R is a complex, powerful statistical programming language. It’s also free! I use R to do all my empirical and methodological work. I use R to wrangle data, fit statistical models, perform simulation studies, and draw graphics.

R works by scripts. The user writes a program called a “script” or program; R executes the program. This might intimidate you a little. That’s okay. It’s easier than it sounds, and Rob (our fantastic TA) and I (your mediocre professor) are here to help you.

We’ll learn a lot about R this semester, but we’ll learn only some aspects of R. I have to include some features of R and exclude others. Just because I show you one way to tackle a problem doesn’t mean it’s the only (or the best) way. But in order to get you working with data ASAP, we have to exclude some important concepts and tools in R.

This is important. I caution you against googling for help. I have put together a coherent sequence of skills. If you go off own your own, you’ll hop outside that sequence. Instead of seeking help elsewhere, refer back to my notes, and ask me and Rob questions.

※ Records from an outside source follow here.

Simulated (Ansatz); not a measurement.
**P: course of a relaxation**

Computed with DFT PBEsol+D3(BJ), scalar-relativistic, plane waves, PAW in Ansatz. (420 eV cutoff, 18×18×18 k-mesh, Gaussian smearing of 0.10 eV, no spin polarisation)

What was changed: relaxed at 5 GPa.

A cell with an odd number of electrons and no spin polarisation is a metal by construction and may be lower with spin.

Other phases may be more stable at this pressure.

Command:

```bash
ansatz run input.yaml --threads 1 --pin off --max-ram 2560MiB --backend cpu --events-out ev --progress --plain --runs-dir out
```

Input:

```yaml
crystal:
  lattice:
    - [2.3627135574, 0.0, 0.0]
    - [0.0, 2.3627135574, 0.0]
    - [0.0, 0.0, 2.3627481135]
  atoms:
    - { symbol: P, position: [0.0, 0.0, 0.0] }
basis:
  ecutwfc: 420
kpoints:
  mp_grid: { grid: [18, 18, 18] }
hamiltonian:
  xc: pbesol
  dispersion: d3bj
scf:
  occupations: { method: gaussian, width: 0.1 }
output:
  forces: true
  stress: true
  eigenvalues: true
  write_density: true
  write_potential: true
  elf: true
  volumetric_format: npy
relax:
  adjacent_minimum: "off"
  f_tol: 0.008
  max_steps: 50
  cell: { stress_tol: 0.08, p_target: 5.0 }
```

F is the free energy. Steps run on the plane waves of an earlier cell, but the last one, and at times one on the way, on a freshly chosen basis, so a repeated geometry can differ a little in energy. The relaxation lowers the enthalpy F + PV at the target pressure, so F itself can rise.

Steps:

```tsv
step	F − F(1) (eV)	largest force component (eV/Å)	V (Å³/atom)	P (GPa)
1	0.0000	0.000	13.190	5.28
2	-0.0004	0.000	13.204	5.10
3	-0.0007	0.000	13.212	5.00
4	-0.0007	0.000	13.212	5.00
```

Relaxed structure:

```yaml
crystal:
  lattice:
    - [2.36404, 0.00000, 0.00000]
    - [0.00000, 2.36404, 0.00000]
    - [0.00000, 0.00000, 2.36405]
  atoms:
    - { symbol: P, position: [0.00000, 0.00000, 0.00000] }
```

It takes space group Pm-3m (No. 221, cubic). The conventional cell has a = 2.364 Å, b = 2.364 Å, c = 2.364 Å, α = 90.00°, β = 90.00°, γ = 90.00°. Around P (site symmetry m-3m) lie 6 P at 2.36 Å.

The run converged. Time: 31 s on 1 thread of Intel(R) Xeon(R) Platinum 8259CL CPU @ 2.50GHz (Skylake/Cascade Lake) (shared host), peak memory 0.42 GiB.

Rather than use R directly, though, we’ll use RStudio to manage and run our R programs. RStudio is simply a way to organize our R code. A good analogy is a desk–RStudio helps us keep our desk neat and tidy while we work. I use RStudio for all my R programming. I even use RStudio to write documents and make presentations using RMarkdown. I write my notes and build my course websites with RStudio.

To make things even simpler, we’re going to use RStudio in the cloud. This avoids lots of issues with setting up your computer for statistical computing. The only downside is that the cloud is noticeably slower than a local installation of RStudio.

R as a Calculator

To get started with R, just open up RStudio and look around. If you want, you can use R like a calculator–just type directly into the console as you would a calculator.

2 + 2
## [1] 4
2*3
## [1] 6
2^3
## [1] 8
2/3
## [1] 0.6666667
exp(3)
## [1] 20.08554
log(2)  # this is the natural log
## [1] 0.6931472
sqrt(2)
## [1] 1.414214

Review Exercises

Using R as a calculator, calculate the following (in the console):

  1. \(32 + 17\)
  2. \(32 \times 17\)
  3. \(\frac{32}{17}\)
  4. \(32^2\)
  5. \(\sqrt{32}\)
  6. \(\log{32}\)

Scripts

Ultimately, we’ll want to write all of our code in scripts so that we can modify, reproduce, and check our work. From now on, almost everything we do will go in a script. The idea is not to do an analysis, but to write a script that can do an analysis for us.

Scripts in RStudio

To open a new R script, click File, New File, R Script. You can type lines of code directly into this script. In the upper-right corner of the script window, you’ll see a Run button. This runs the entire line that the cursor is currently on or all the highlighted lines. This is equivalent to Command + Enter (or Control + Enter on Windows). Unless the script takes a long time to run (and I don’t think any of ours will), I recommend hitting Command + A (or Control + A on Windows) to highlight the entire script and then Command + Enter (Control + Enter on Windows) to run the entire script. You need to get into the habit of running the entire script, because you want to entire script to work in one piece when you are done. It is much easier to do this if you’re running the entire script all along.

ProTip: To run your code, press command + a (or control + a on Windows) and then press command + enter (or control + enter on Windows).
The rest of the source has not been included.